On July 1, restrictive ordinances on Austinites suffering homelessness were loosened. However, partly as a result of public backlash since then, increased restrictions are currently being considered by the
Austin City Council.
“Since the ordinance was passed in July, after one week I noticed that people on the street were more rested, their cognitive abilities went up, and they seemed to have less mental health issues,” Romness said. “(People) didn’t have the fear of (being removed). … Now (they) can sleep through the night. … If you don’t sleep night after night after night, month after month, your brain doesn’t work too good, so you can’t function” — something many college students have experienced.

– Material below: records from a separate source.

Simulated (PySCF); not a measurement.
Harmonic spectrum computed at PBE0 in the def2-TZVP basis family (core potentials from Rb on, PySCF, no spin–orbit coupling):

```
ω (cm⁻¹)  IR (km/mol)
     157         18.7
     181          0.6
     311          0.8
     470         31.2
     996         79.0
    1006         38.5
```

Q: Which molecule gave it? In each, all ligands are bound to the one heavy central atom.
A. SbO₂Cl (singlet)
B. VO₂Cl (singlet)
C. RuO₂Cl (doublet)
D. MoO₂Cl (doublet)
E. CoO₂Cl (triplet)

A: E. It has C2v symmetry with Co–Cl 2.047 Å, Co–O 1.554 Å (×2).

Mayor Steve Adler and council members Greg Casar, Kathie Tovo and Ann Kitchen have said their goal is to house as many people as possible. It remains to be seen whether or not the council is sincere and capable of improving the conditions faced by all Austinites suffering homelessness.
But until the predicted long-term improvements are achieved, our neighbors who’ve lost their homes will have to continue living on the streets. They’re falling through the cracks in the city’s plan, so it’s our responsibility to be there to catch them.
Vaudia Vontineaux, a Challenger contributor who has lost housing, suggests that instead of handing out a few dollars, we should provide people suffering homelessness with material and psychological support through long-lasting solutions. Both material needs and community have to be provided to fundamentally and lastingly improve people’s lives.
“If you would like to help somebody, study and call some of these places,” Vontineaux suggested. “Then, when (somebody) asks you for assistance, you’ll know where to (direct) ‘em (for lasting help).”
“Your right to avoid discomfort does not outweigh people’s right to have rest,” Romness said.
Visibility is a “significant attribute of homelessness” because it makes people who’ve never lost housing feel discomfort. But, it can also help us to feel that crucial sense of community Vontineaux describes.
We can feel it when we acknowledge that homeless kids, dropped from foster care programs into homeless adulthood, need support systems and housing just like college students do.
We can feel it when we acknowledge that we’re all neighbors — some of us have just lost their homes, but we’re all still in the same neighborhood.
It’s impolite to try to avoid your neighbors, so be neighborly.
Rathi is a Black Studies senior from Austin.